Limonene *antistatic agent/agent antistatique

TL;DR. It is used as a fragrance component and light solvent, with secondary antistatic use in hair products where it helps reduce flyaway and improve feel.

What does Limonene *antistatic agent/agent antistatique do in a cosmetic formula?

It is used as a fragrance component and light solvent, with secondary antistatic use in hair products where it helps reduce flyaway and improve feel.

Is Limonene *antistatic agent/agent antistatique clean?

Clean frameworks usually allow it, but they flag it as a fragrance allergen that requires declaration in many markets above low thresholds. Oxidized residues are more sensitizing than fresh material, so freshness, antioxidant support, and controlled dosing matter.

Is Limonene *antistatic agent/agent antistatique sustainable?

It is often recovered from citrus peel streams, which can make the sourcing profile renewable and linked to food-industry byproducts. It is readily biodegradable, but it is volatile and can contribute to a formula’s VOC profile.

Is Limonene *antistatic agent/agent antistatique COSMOS-approved?

It is permitted in COSMOS-natural and COSMOS-organic products when naturally sourced and compliant with the fragrance standard, while synthetic versions do not align as well. Its Green Chemistry profile is mixed, with renewable sourcing and biodegradability balanced by volatility and air-oxidation concerns.

How does Limonene *antistatic agent/agent antistatique work chemically?

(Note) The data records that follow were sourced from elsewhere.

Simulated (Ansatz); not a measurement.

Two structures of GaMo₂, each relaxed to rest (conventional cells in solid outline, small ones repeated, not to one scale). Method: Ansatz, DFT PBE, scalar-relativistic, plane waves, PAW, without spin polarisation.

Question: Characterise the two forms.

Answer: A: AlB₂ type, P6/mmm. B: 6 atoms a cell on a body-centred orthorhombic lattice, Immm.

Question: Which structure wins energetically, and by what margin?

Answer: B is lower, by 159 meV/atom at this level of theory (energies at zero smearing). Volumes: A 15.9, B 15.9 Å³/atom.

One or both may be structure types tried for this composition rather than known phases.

The molecule is a small unsaturated cyclic hydrocarbon with a chiral center and two carbon-carbon double bonds, which explains both its scent profile and oxidation tendency. It is oil-soluble, essentially water-insoluble, stable across normal cosmetic pH ranges, and typically used at trace fragrance levels in leave-on products, often below 0.1%, with higher levels possible in rinse-off or fragrance concentrates.